Thursday, January 20, 2005

Bad Hair Daze

Things have been crazy, right? So when things go crazy? What do women do? Yes, that’s absolutely right, lady in the back with the blonde beaded Afro, they do stupid things to their hair.

I don’t know if it’s a self-destructive thing or what, but women just love to mess with their hair. Got fired? Go for a perm. Broke up? Cut it all off. Had a fight with your best friend? Rebond! It’s totally self-destructive because a lot of the time, you are already an emotional wreck, never a good time to make follicular decisions, and when you look into the mirror and see your kinky-at-the-roots, dead-straight-at-the-tips orange hair, you end up feeling even worse than before. In a terminal case, sometimes you get out of the chair feeling really GOOD about yourself, and actually thinking that you look hotter than hell with your avant-garde, funky new hair. Then three months down the road you realize that you look like a complete idiot, and that was why the monkeys at the zoo ran away when you tried to approach Baboon Lagoon. Rarely, very rarely, things go right.
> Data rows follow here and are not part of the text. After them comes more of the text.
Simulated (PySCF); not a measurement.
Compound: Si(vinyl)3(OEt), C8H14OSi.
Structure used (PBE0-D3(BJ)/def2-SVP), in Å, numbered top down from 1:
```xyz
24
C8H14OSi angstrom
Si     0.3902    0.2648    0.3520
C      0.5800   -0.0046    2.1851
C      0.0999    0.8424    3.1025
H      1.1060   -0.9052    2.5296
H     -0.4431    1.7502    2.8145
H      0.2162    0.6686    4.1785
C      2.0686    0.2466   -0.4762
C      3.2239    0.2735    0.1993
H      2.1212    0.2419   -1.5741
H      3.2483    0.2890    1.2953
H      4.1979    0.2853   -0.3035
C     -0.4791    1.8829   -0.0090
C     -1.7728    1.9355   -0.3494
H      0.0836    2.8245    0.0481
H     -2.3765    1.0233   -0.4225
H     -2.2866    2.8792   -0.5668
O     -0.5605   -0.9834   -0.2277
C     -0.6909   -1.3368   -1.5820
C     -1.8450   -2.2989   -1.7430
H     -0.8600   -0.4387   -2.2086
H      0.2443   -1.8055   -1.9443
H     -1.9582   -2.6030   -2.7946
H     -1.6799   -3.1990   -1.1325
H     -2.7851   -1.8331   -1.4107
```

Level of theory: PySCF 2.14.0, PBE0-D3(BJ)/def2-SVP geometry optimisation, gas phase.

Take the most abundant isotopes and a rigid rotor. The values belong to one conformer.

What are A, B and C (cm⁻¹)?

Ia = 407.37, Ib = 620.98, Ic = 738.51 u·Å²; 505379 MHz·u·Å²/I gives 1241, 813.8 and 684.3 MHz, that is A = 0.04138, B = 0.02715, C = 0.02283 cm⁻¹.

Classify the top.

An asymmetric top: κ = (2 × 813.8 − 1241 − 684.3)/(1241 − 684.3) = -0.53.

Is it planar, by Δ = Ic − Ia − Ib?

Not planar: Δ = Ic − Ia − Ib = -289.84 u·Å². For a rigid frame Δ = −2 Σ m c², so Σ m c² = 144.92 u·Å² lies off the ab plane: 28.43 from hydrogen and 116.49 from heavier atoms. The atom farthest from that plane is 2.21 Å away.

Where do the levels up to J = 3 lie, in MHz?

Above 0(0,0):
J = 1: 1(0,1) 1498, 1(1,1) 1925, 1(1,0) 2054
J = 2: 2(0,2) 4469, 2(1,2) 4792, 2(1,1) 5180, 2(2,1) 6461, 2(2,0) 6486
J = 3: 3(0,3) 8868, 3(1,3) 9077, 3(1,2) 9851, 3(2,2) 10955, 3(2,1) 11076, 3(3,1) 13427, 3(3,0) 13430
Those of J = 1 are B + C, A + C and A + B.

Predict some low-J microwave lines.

I’ve been thinking about changing my hair color for ages. My brown highlights had grown out so I looked like my hair was tipped. Ego told me I looked a little like a tiger from the back, given the striping. Enough was enough, so when hair dye went on sale recently, I took a chance, grabbed a box and hoped for the best.

Sure I could go to my hairdresser and get it professionally done. But I just splurged on clothes, remember? Plus, even though my hairdresser is a wonderful human being, sometimes he succumbs to funny ideas. And then I play guinea pig because I really do like the guy, and he’s always giving me discounts and freebies and then I end up walking out with the latest style from one of America’s top hairstylist’s fall collection entitled ‘Lightbulb’.

I adore my hairdresser, I really do, but I am still recovering from the trauma of the cut he insisted would be ‘really cute’, which left me with a fringe about half an inch long. No, I’m not kidding. It looked buzz-cut. I considered hair extensions for a while, before I just let it grow back (which it has, thank goodness). He does beautiful highlights, and his dye jobs are fabulous. But I know that he would insist that I get my hair cut (I haven’t in months, thanks to the trauma of the buzzcut fringe) and I know I would succumb. So I decided to color DIY.

I got was a box of something called ‘Nectarine’, which was a very scary orange color on the box, and claimed to be golden red blonde. The actual color used on black hair was supposed to a reddish sort of shade. I calibrated it down about six shades of dark and figured it might work.

Always do the strand test. My hair is like Teflon when it comes to hair dye, so you never know what color you’ll get. I’ve tried something which excitingly was called Copper Shimmer, and it turned out black. Bloody useless, yes, Feria, I am looking at you. The strand test came back looking decidedly purplish, which worried me. But it always ends up looking a bit lighter. So, I thought, what the hell. And went for it. After all, it was only morning, and I could run out and buy another box of dye if everything went to hell.

Two hours, oodles of conditioner and bated breath later.

Slinky’s now a feline of the red-headed persuasion. All for the low, low price of $8.80.